What We're Looking For
  • 5–8 years of experience in AI systems or ML engineering, with a strong primary focus on model architectures and inference optimization

  • Deep hands-on knowledge of inference optimization techniques — quantization, sparsity, PEFT, speculative decoding, and related methods

  • Ability to work through the stack when needed — practical familiarity with compilers (MLIR, LLVM, or equivalent), kernel development, and hardware-software interfaces on AI accelerators

  • Experience working with or around custom ASICs — understanding how hardware architecture decisions affect model-level performance and how to adapt algorithms accordingly

  • Strong programming skills in Python and C/C++

  • Ability to communicate across disciplines — you can go deep on algorithms with an AI researcher and engage meaningfully with a compiler or chip architect

Strong Candidates May Also Have Experience With
  • High-performance ML systems — designing or optimizing systems where throughput, latency, and efficiency are first-class constraints

  • GPU/accelerator programming — CUDA, ROCm, or vendor-specific accelerator SDKs at a kernel or driver level

  • ML framework internals — deep familiarity with PyTorch, JAX, or similar frameworks beyond the user-facing API

  • OS internals — understanding of scheduling, memory management, and system calls as they relate to AI workload performance

  • Language modeling with transformers — practical experience working with large language models, attention mechanisms, and their computational characteristics

What This Role Is Not
  • Not a DevOps / SRE / cloud infrastructure role

  • Not focused on dashboards, Business Insights (BI), or generic data science

  • Not suited for candidates with primarily freelance or short-term project work

  • Prior experience of training models on custom datasets and porting to a hardware through standard SDK calls or APIs may not be enough to meet the demands of this role

Logistics 
  • Applications will be reviewed on a rolling basis

Why 10xEngineers

At 10xEngineers, we build the systems and infrastructure that bring machine learning algorithms to life on both standard and custom hardware. Our work spans the complete ML inference stack — from deeply understanding model architectures and algorithmic optimizations, through serving, compilation, and kernel development, all the way down to precise mapping on the hardware itself.
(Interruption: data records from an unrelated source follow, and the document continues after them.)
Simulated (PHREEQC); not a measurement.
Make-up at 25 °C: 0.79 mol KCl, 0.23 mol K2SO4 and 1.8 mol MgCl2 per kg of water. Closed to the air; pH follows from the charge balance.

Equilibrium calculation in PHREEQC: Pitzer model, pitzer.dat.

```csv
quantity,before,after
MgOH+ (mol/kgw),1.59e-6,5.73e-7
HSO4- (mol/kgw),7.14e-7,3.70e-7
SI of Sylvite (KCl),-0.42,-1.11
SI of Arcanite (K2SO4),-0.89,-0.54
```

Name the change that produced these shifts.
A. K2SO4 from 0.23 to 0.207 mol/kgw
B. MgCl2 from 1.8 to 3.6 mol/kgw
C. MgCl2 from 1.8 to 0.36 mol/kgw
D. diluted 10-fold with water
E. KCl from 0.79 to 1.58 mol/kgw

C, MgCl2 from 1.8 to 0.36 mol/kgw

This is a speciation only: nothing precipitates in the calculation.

We don't specialize in just one layer. We own the full picture, and that means every engineer here has the opportunity — and the expectation — to think across abstractions, connect dots others miss, and solve problems that don't fit neatly into a job description.

If you're energized by hard engineering challenges, comfortable operating at multiple levels of the stack, and want to work where AI research meets real silicon — this might be exactly where you belong.